More to come regarding language games.

Simply put, heuristics are rules for governing how a formal system ought to move (where “move” is understood to mean “transition from one state to another according to valid transition rules.”) But for our purposes, we should understand heuristics to have a quality of being definable fully within the system itself. In other words, the heuristic “Control the center” would have been useless to Deep Blue if the idea of “control” and the idea of “center” were impossible to define syntactically. (Note: This should be reminiscent of our similar stipulation that winning conditions be definable within the system itself — an idea mentioned here.)

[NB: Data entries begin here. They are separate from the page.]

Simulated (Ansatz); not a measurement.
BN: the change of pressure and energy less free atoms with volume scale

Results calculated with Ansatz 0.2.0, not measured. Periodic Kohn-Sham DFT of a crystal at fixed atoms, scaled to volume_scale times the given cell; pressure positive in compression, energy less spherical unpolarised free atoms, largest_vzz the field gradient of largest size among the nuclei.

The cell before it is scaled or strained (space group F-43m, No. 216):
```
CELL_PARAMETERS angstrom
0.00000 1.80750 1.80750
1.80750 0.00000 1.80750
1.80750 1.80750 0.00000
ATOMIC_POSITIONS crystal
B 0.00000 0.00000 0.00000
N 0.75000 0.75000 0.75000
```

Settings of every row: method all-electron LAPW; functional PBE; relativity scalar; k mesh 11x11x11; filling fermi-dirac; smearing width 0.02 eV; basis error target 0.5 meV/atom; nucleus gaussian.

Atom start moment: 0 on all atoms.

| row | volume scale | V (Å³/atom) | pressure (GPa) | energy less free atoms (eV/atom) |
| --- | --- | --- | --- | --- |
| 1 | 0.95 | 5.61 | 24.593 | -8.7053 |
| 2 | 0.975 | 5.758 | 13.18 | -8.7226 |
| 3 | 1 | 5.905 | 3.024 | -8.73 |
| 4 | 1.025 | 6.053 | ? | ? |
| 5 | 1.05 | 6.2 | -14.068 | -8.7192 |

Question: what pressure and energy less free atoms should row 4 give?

Furthermore, as we have already mentioned, heuristics that govern a formal system designed to play a game (like chess) can be understood to be much more context-independent than rules of the form, “Look up your position in an opening book and make the indicated move.” It is important to note, however, that context-dependence is not a binary quality — but rather a spectrum. Consider a simple game in which two players are competing to acquire the largest number of stones, which are initially residing in a central pile. The rules are that, on your turn, you may 1) take a stone from the central pile, or 2) put a stone back into the central pile. The best strategy in this (rather boring) game should be obvious: “On your turn, take a stone. Never put one back.”

Within this simple game, the winning heuristic can be considered context-free. It doesn’t matter how many stones are in the central pile, or how many stones your opponent has, or how many previous moves have been played — you always want to take one stone. This heuristic depends on no other game-related concerns.

In chess, most (if not all) rules are more dependent on context than in the previous example. Some rules are more context-dependent than others because they have their context built into them explicitly: i.e. “If your position looks like this (context), always play this move (transition).” But most of the truly interesting heuristics are more context-independent: like, “Control the center,” and “Don’t bring your queen out early.”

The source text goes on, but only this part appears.